We signed on to a letter and stand proudly behind Marianne Engelman, senior staff attorney of Earthjustice, who composed a letter to EPA Chief of Staff Matt Fritz and Office of Civil Rights Acting Director Lilian Dorkain in support of reforming and building upon the Environmental Protection Agency (EPA) Title VI compliance and enforcement program. We feel the changes are especially urgent now in the transition on to the next Administration.
The first change suggests a reversal of the proposed rule to rescind deadlines for case handling. The decision was never supported: “By removing the deadlines, EPA is at best weakening the sole legal recourse that impacted communities have to hold the agency responsible for undertaking a timely, meaningful investigation.” Timeliness and accountability are important in ensuring that we do no harm.
The next step is one that is long overdue: eliminating the rebuttal presumption. The rebuttal presumption requires proof of a violation of an environmental law in order to make a finding of discrimination. Essentially, as this stands, compliance with environmental law defends a civil rights case sending the message that, “they (EPA) will never be held responsible for disproportionately impacting communities on the basis of race and ethnicity.”
The letter also suggests that the EPA should finalize programmatic guidance clarifying requirements for Title VI compliance. As of now, the EPA plans to release a set of “best practices,” that we do not find substantial. In fact “a set of “best practices” will be used as a shield or defense for recipients who will argue that actions taken consistent with examples of such practices are sufficient, even if EPA includes a disclaimer indicating otherwise. At the very least, this set of “best practices” should not be released, and if time provides, the EPA should instead finalize what is required of recipients to end confusion among stakeholders.
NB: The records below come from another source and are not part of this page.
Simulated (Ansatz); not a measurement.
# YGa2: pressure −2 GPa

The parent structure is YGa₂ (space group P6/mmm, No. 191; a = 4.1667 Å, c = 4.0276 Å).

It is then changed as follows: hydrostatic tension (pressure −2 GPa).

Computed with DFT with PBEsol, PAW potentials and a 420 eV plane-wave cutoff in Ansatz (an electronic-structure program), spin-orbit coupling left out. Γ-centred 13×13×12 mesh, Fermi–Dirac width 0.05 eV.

Finally, Robert Garcia suggests that the EPA set aside ample time to address the current issues on their docket. “EPA should make appropriate findings of discrimination and recommendations for compliance this year, and consider the input of complainants when developing such recommendations.” It is important that issues of this year do not end up on the back burner as we transition to new administration in the New Year.
The shift in administration is a perfect time to be inspired to make changes and improve all possible ways. The changing world in general demands that we are always improving and adjusting. With that we suggest this is the perfect opportunity for the EPA to take meaningful action.